The central Iraqi government has condemned the visit of the Turkish foreign minister to the Kurdistan region to meet with Kurdistan Regional Government President Massoud Barzani (AFP/file)

The central Iraqi government has condemned the visit of the Turkish foreign minister to the Kurdistan region to meet with Kurdistan Regional Government President Massoud Barzani

The Iraqi government has condemned the visit of Turkish Foreign Minister Ahmet Davutoglu to Iraqi Kurdistan and his subsequent stop in the disputed city of Kirkuk.

On Thursday, Davutoglu visited the oil hub and northern city Kirkuk to meet with high-ranking province officials. The visit comes one day after the Turkish Foreign Minister met with Kurdish Regional Government (KRG) President Massoud Barzani in the Iraqi Kurdistan capital of Erbil (Hawler).

The city of Kirkuk is part of a territory subject to a repeatedly postponed and currently unscheduled referendum determining if it will join the Iraqi Kurdish territories.

Iraq’s federal government condemned Davutogulu’s visit on Thursday. “It is not in the interest of Turkey or any other party to underestimate national sovereignty and violate the rules of international relations of non-compliance and simplest regulations in the relationship between states and officials,” said the Iraqi Foreign Ministry in a statement on their website, “At the same time we are surprised at the position of the regional government, which facilitated the visit without knowledge of the federal government.”

During his visit with the Iraqi Kurdish leader on Wednesday Davutoglu discussed the conflict in Syria. According to the website of the Kurdish Regional Presidency(KRP) Barzani and Davutoglu“emphasized that any attempt to exploit the power vacuum by any violent group or organization will be considered as a common threat, which should be jointly addressed. The new Syria should be free of any terrorist and extremist group or organization.”

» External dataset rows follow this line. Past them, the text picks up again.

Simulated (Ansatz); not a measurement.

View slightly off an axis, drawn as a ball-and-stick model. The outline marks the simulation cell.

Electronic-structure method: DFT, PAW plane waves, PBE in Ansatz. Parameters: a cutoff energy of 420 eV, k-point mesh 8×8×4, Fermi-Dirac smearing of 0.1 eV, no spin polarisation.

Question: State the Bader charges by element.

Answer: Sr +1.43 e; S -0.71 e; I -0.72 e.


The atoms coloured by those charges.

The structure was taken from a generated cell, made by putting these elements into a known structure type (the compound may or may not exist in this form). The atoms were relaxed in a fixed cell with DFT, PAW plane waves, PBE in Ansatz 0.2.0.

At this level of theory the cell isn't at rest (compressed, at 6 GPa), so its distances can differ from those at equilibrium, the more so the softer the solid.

The Kudistan Workers’ Party (PKK) in Turkey has a tenuous relationship with Ankara and maintains a strong presence along the Syria border.

Over the last two years, Barzani has strengthened Iraqi Kurdish relations with Ankara amid strained relations with Baghdad and has largely acted autonomously when dealing with the Erdogan administration.

The breakdown in Barzani and Iraqi President Nouri Al-Maliki’s relationship has culminated in the Kurdish Regional Government’s (KRG) Minister of Natural Resources announcing a halt to the end of oil exports if the Iraqi government fails to issue payments owed to the regional government.

In a letter to three oil companies and posted on the KRP’s website, Minister of Natural Resources Ashti Hawrami said, “If the payments are not released by the end of this period, then we agree to halt all the export at the mid-night of 31st August.”

Hawrami also stated that if Baghdad were to deliver on their outstanding payments, target export rates would double from 100,000 barrels a day to 20,000 bpd.

Baghdad owes the KRG 1.5 million USD in oil revenues needed to pay oil-producing companies in its region.

Hawrami’s proposal intends to mount pressure on Baghdad to make the payments as he states in his letter, “I am counting on your support to go along with this plan, which may not succeed, but will help to demonstrate to the doubters that the fault rests squarely with Baghdad.”